Liberty Township officials said late Friday afternoon they have hired a retired judge to preside over the disciplinary hearing of suspended Fire Chief Tim Jensen next week.
“The township is retaining Keith P. Muehlfeld, a retired common pleas judge with an active license to practice in Ohio,” said township administrator Matt Huffman.
The two-day disciplinary hearing is scheduled to begin at 6 p.m. Monday in the Liberty Township Hall at 7761 Liberty Road, Powell. It’s scheduled to continue Tuesday at the same time and location.
“I’ve never heard of him,” said Jensen’s attorney, Paul Bittner. “It’s not going to be any better or worse if they had hired a private lawyer.”
Muehlfeld served as a judge in Henry County.
On Friday morning, township officials were still trying to finalize arrangements with an attorney to preside over the hearing.
What does Jensen’s attorney think about the township hiring someone on such short notice? “He’s going to have to work over the weekend,” Bittner said. “It is what it is now.”
Trustees learned Monday night of the Delaware County Prosecutor’s Office’s refusal to take part in the hearing. Township officials have been in search of a replacement since.
The prosecutor’s office declined to participate, citing a desire to avoid “any appearance of impropriety or any appearance of additional bias,” according to an email from assistant prosecutor Chris Betts to the township’s attorney, Edward Kim.
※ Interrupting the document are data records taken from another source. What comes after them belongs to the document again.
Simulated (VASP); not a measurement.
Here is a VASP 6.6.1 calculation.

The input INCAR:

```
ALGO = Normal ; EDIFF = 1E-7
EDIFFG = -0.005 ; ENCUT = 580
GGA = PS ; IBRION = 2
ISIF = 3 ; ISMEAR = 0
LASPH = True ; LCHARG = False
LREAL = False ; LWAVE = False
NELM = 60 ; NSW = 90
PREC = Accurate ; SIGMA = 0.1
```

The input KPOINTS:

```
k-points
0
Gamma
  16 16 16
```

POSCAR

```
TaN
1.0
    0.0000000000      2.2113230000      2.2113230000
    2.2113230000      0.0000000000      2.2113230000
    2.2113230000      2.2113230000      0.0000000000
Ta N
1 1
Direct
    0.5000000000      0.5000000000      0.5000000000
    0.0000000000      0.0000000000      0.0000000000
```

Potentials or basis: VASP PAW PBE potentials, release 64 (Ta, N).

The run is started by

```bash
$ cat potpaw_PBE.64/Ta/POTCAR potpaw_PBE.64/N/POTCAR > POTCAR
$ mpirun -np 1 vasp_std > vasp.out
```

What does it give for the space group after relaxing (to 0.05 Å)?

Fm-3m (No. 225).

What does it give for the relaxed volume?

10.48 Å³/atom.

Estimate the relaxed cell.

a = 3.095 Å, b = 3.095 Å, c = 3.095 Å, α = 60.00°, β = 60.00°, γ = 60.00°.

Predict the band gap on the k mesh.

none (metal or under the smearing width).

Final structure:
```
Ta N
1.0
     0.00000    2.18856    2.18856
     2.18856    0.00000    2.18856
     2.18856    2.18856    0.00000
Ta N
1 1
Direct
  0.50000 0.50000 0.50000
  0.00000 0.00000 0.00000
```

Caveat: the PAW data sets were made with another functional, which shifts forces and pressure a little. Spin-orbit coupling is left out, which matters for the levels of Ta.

Betts noted that the prosecutor’s office had advised both trustees and Jensen in the past “on various matters that are now in controversy.”
The role that will be filled by Muehlfeld has apparently changed over the course of the week.
In a story Friday, The Gazette reported that Bittner said his understanding was that “the prosecutor’s office was to act as the trial lawyer for the trustees.”
Bittner added that, according to the law, the three trustees will “act as a quasi-tribunal, with Kim acting as a legal adviser to the trustees” during the hearing.
Bittner on Friday said his conversation with Kim suggests the roles of the attorneys have changed.
Bittner said it now appears that Kim will act as the “trial lawyer” and Muehlfeld will “preside and act as legal adviser to the board” of trustees.
Bittner said Thursday that, because the prosecutor’s office has refused to play a part in the hearing — forcing trustees to hire an outside attorney on short notice — it “raises an issue about due process.”
Trustees voted Monday night to spend up to $4,000 to retain an attorney to act as advocate in the hearing.
In total, the township has spent about $107,231 so far in connection with an investigation of Jensen, which includes his salary while he has been on paid administrative leave.
Jensen was placed on leave March 1 by Huffman. Trustees officially charged Jensen on May 16, alleging misconduct in office and gross neglect of duty — based on an investigation and report done by a Cincinnati attorney whom trustees had hired.
Jensen’s annual salary is $91,000. Bittner has said that Jensen wants to return to his job.